Humbrol 42 Violet Matt


 

Web colours A77B96


 

The Capetown Castle model is not a very good likeness to the real vessel, but it is close enough. She was not a difficult ship to paint but I did make a mistake with the deck colours and subsequently ruined the model. But it was an interesting experience painting her, especially given my tendency to not see too well. 

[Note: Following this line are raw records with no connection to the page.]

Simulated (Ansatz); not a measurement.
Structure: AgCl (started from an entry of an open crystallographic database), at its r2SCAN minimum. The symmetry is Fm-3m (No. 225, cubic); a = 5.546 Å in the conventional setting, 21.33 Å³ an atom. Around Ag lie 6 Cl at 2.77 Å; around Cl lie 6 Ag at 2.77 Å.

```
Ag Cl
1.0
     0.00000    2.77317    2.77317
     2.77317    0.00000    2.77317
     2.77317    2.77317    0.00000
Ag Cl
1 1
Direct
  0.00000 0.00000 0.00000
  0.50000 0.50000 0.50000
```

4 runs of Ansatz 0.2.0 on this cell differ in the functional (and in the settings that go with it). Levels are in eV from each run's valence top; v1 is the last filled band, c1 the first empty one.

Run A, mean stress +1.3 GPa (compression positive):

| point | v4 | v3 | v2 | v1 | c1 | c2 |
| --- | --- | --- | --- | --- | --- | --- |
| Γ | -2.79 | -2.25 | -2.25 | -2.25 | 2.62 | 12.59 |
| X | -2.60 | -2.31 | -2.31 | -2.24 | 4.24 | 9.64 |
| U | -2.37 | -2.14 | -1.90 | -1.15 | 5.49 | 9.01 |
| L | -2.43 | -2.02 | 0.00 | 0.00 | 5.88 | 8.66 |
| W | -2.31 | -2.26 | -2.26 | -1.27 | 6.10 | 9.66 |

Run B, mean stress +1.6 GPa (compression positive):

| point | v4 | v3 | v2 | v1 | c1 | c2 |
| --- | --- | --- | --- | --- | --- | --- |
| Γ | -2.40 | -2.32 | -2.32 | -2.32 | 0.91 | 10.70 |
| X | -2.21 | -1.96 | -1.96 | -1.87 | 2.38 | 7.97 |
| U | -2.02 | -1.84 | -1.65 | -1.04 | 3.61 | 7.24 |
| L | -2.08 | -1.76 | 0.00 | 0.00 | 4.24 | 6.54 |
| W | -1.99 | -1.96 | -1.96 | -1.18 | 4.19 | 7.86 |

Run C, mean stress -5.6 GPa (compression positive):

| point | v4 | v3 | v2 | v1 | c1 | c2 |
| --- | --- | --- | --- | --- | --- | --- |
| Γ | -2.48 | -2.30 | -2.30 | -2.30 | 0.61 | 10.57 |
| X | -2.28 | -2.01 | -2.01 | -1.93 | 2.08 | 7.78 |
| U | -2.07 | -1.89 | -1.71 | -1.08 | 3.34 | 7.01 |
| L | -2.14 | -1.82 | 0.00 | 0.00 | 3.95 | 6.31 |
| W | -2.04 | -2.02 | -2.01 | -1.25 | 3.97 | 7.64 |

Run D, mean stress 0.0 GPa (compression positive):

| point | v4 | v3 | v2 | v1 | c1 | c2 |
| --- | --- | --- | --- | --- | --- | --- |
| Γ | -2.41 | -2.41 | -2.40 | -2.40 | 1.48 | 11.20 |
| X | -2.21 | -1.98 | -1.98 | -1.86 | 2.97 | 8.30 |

John Bowen’s book, ‘More Miniature Merchant Ships’: has the following colour scheme for the Capetown Castle:  

“Union-Castle lavender grey to the level of the top of the bulwark to the opening in the ship’s side forward in way of the Upper (C) Deck, white above, with narrow teak colour dividing line between; red below waterline (the nearest shade to this hull colour being obtained by mixing 10 parts Humbrol No 147 Light Grey, 1 part Humbrol No 174 Signal Red, and 2 parts Humbrol No 104 Blue).

Superstructure: white, inside bulwarks white. Masts, derrick posts, derricks: as built, masts were reddish-brown, derrick posts and derricks white. After the war the masts were changed to white. Ventilators: white, inside cowls red. Lifeboats, davits: white, boat covers light grey. Windlass, winches: mid-grey. Bollards, fairleads: black. Hatches: grey. Funnel: vermilion (orange red), black top, Decks: wood planked, bare steel decks mid-grey.”

The first mistake I made was using too dark a brown for the decks, and that would come back to haunt me in the future.

Capetown Castle

Capetown Castle

I used to work on both ships over the weekends, and soon had them shipshape although I was not happy with the decks. The colour on the tin was a light brown but this was way too dark. I would have to rethink the deck colour. The masts were pins and the derricks were bristles from my carpet brush. They worked well and I was happy to find a ready source of derrick material. Now if only I could find out where my brush went to. 

Dunnottar Castle

Update 11/10/2016

This month I acquired a 1/1250 scale of Victoria.  Built as Dunnottar Castle was one of the older ships still afloat and spent most of her life as a cruise ship. She was built by Harland & Wolff, Belfast, and launched on 25 January 1936. She was primarily used on the London (Tilbury) – round Africa service until the outbreak of WW2, when she was converted to an armed merchant cruiser, and later to a troop transport. In 1949 she resumed her London – round Africa service. In 1958 she was sold to Incres SS Co, who renamed her Victoria and substantially rebuilt her in Rotterdam. She entered service in 1960 on New York-West Indies cruises. In 1964 she changed hands once again, this time to Victoria SS Co, a subsidiary of Swedish company Clipper A/B, she retained her name, and Incres Line as agents. Chandris Cruises bought her in 1964, and she resumed sailings as The Victoria in June of 1976. She cruised in Europe and the Caribbean until 1993, when she was sold to Louis Cruise Lines and renamed Princessa Victoria for use on cruises from Cyprus. In 2002 it was reported that she was to be taken up for service as a hotel ship in London. This sadly never came to pass and the Princessa was laid up and in 2004 sold for scrap. She arrived at the breakers at Alang on 25 May 2004.

Victoria

Victoria

Reina Del Mar and Llandaff Castle

The next two ships I bought were the Reina Del Mar (under UC ownership) and the Llandaff Castle. The latter may also double as the Llandovery Castle, but I decided to go with Llandaff instead. These models were from the same supplier, but the Reina Model was outstanding. 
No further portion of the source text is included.